(reposting from a Julia+ARM thread because this is not really ARM specific)
I am testing the feasibility of using Julia for an embedded Linux platform. Our current target hardware has a Cortex-A7 based SOC which can run the official 32-bit-ARM binary release of Julia 1.6.1.
Other than the large storage requirements, the biggest problem we have found so far is the very long startup time for even relatively simple scripts. Initially this was largely caused by precompilation times for some standard library functions and operators. For example, the precompilation of an “inverse divide” operator was taking ~14 seconds . For comparison, this same statement took ~5 seconds to precompile on a Raspberry Pi 4 (Cortex-A72), and slightly under 1 second on a x86_64 laptop.
We can remove a lot of the precompilation time delay by using PackageCompiler.create_sysimage
. But the run time overhead remains uncomfortably high, in the order of 10 seconds for a test script with less than 20 lines, or half of that time if the filesystem data is cached in memory (which we can not assume).

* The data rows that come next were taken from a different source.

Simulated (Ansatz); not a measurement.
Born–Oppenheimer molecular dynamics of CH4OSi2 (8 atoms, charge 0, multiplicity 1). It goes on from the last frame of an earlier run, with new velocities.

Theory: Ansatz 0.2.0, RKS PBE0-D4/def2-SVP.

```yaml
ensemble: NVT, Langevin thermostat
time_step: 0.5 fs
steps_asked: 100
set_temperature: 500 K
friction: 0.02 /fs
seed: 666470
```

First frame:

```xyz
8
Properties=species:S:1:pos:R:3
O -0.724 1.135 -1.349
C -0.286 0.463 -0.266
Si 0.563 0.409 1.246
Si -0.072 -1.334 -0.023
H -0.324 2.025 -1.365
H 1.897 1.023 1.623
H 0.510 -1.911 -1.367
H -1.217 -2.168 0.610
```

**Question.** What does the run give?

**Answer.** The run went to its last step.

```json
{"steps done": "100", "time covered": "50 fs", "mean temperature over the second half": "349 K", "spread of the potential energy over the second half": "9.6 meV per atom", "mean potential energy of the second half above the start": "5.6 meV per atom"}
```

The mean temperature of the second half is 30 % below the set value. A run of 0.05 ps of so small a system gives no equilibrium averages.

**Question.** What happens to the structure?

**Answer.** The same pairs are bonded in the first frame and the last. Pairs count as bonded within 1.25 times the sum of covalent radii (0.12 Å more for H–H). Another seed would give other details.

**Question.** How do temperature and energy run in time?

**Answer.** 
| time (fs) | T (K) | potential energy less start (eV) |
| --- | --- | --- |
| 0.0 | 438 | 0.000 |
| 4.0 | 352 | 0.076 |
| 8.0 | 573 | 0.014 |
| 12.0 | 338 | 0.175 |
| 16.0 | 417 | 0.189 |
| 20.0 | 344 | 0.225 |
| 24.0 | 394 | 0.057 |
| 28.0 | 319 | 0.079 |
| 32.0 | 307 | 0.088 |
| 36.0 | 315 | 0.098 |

Any suggestions on how to further speed up the startup/load time of Julia scripts/modules/libraries? Or any tricks for getting more out of PackageCompiler
?
We would be particularly interested in ways to remove unused code from the binaries, which might help with load times, and would reduce the storage requirements. I was hoping that PackageCompiler.create_app
might help with that, but it does not seem to improve the startup time. It does help a bit in reducing storage requirements, though.
The filter_stdlibs
argument in create_sysimage
and create_app
sounds promising, but I have not figured out how to use it; create_sysimage
fails with compilation errors when I try it, and the documentation talks about “potential pitfalls” without further details. Any hints or pointers on using filter_stdlibs
?